At the end of each year, companies or businesses must report their activities to their stakeholders. They achieve that through financial reports, also known as financial statements.
What is a Financial Report?
A financial report, or a financial statement, represents formal records of an entity’s activities. Usually, financial reports represent the prevalent reports that companies or businesses present at each year-end. These reports include relevant information about their position, performance, and other aspects of their business.
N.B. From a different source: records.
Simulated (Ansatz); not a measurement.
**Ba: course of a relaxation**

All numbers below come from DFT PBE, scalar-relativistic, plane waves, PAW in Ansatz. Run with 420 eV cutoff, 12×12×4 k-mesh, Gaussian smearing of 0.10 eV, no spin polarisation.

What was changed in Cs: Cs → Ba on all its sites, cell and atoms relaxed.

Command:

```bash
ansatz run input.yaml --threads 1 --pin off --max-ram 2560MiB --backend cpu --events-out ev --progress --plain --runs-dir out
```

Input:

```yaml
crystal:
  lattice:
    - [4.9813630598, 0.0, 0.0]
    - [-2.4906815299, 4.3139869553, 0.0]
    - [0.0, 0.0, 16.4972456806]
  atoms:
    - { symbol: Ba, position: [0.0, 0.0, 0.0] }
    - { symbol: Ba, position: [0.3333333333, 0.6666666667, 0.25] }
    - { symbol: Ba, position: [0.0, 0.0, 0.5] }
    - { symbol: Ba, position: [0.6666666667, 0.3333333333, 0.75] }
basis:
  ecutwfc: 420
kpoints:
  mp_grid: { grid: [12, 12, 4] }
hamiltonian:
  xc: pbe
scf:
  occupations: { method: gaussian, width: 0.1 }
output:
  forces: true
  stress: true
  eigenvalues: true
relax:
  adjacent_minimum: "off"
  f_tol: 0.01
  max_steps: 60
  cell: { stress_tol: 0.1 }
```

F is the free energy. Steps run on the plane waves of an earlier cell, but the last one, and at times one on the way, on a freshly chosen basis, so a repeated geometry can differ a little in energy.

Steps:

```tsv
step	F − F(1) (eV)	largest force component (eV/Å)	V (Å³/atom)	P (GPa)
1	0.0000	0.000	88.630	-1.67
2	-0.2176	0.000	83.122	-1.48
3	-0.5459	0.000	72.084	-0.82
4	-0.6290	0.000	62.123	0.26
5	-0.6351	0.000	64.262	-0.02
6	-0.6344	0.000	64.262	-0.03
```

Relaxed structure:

Preparing and presenting financial reports to stakeholders may be a legal requirement for some companies. This case is applicable for public-listed companies. However, some companies may also prepare these reports voluntarily if not required. Typically, there are four primary financial reports or statements. However, depending on the rules and regulations, companies may prepare more or fewer reports.
What are the primary Financial Reports?
As mentioned, there are four primary financial reports that the company typically produces. These include the Balance Sheet, Income Statement, Cash Flow Statement, and Statement of Changes in Equity. Each of these represents various aspects of a company’s activities. Mostly, companies prepare these statements annually. However, some may also produce these quarterly or semi-annually.
Given below is a brief description of what each financial report is.
A company’s Balance Sheet shows its financial position up to a specific time. It consists of account balances categorized as either assets, liabilities, or equity. Unlike the other financial reports, a company’s balance sheet does not report its activities for a specific period. In short, the Balance Sheet provides stakeholders with a snapshot of the company until its date of preparation.
The Income Statement, or Statement of Profit or Loss, presents the company’s earnings and income. It consists of the company’s revenues and expenses for a specific period. Similarly, it is the primary financial report that indicates a company’s financial performance. The Income Statement also reports a company’s income, often categorized as either gross, operating, and net profits.
Cash Flow Statement
While most people confuse profits and cash flows, they are not the same. Therefore, companies must also report their cash flow changes through a Cash Flow Statement. This statement categorizes the movements as either operating, financing, or investing cash flows. The Cash Flow Statement is a crucial financial report for analyzing a company’s liquidity.
Statement of Changes in Equity
The Statement of Changes in Equity is only for companies. For other entities, the statement may have a different name and form. Either way, it shows a company’s equity balances and the changes in those balances for a specific period. For some companies, the preparation of the Statement of Changes in Equity may not be a requirement.
What is the purpose of Financial Reports?
Financial reports can have various purposes. The primary reason why companies prepare financial reports is for their stakeholders. These reports may also be a requirement from the government for reasons such as taxation. They also clarify a company’s financial health, position, and performance. Similarly, it can help stakeholders evaluate a company’s operations.
Each financial report mentioned above has its own purpose. Overall, financial reports help users in decision-making, planning, and forecasting.
A financial report is a written record of an entity’s activities. Usually, there are four primary financial reports or statements that companies may prepare. These include the Balance Sheet, Income Statement, Cash Flow Statement, and Statement of Changes in Equity.